Tell about a time you hurt somebody that still bothers you to this day.
There have been a few times in my life when I have had a best friend that I felt was like a sister to me. I met Denise because the man I was dating was working for her husband's construction company. We immediately clicked and for the next 10 years she would be the person I looked to for friendship, comfort, fun and advice. She would end up standing up for me when I married my ex-husband and she was there when it all fell apart.
Late one night, as I often did...I went to a bar looking for my ex-husband and I found Denise's Jeep in the parking lot. I parked behind it and went up to the window....but she wasn't the one inside. It was her husband and he was with another woman. I panicked, got back in my truck and left.
The next day, I was told by my husband that I was forbidden from telling Denise what I saw. Her husband had threatened his job and we couldn't afford for him to lose it. I felt terrible each time I saw or talked to her and wanted so desperately to tell her what I knew. And each time I saw HIM, he would leer at me because he knew that I wouldn't expose his dirty little secret.

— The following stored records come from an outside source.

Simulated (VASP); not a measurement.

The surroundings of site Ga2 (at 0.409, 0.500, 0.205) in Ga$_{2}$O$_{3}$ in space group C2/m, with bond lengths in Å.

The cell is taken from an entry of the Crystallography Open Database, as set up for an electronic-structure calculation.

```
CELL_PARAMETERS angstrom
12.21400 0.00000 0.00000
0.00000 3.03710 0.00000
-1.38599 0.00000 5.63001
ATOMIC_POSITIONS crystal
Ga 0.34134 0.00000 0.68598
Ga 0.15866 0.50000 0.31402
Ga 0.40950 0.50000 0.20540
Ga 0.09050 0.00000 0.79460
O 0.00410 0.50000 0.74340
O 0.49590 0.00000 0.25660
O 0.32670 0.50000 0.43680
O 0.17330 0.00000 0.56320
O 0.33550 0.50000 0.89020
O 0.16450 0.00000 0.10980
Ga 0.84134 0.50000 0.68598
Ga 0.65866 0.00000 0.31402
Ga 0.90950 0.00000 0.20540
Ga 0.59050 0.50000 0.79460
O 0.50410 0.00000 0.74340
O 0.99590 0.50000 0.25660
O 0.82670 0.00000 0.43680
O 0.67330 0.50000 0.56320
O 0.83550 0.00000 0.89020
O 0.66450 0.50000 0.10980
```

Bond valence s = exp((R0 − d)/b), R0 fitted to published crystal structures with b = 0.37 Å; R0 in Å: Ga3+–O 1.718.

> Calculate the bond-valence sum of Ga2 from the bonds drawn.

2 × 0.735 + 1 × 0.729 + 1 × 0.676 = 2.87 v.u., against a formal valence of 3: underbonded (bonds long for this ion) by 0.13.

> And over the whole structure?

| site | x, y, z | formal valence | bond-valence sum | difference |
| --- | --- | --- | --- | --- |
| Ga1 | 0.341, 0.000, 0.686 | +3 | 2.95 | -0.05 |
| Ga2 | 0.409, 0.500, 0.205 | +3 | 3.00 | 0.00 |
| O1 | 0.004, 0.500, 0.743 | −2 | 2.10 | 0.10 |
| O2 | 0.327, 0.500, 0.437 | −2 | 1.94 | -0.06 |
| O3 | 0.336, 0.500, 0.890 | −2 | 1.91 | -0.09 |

For months....this went on. Keeping this from my friend was tearing me up inside....and I didn't know how I could go on with this information in my heart. Denise's husband didn't make it any easier for me. He treated her badly and finally he did something that allowed me to break my silence.
He hit her.
I couldn't stand by any longer and I told her the whole story! I was so conflicted because Denise had two small children with this man and she was going to forgive him....but once I told her the truth she made a decision to leave.
I have always felt so badly that I hurt my friend by withholding this information, that I didn't protect her and that she had to endure months more abuse from this man. It taught me to always listen to my gut. If it feels wrong...it usually is.
The good news is that Denise went on to marry a wonderful man and have a beautiful daughter with him.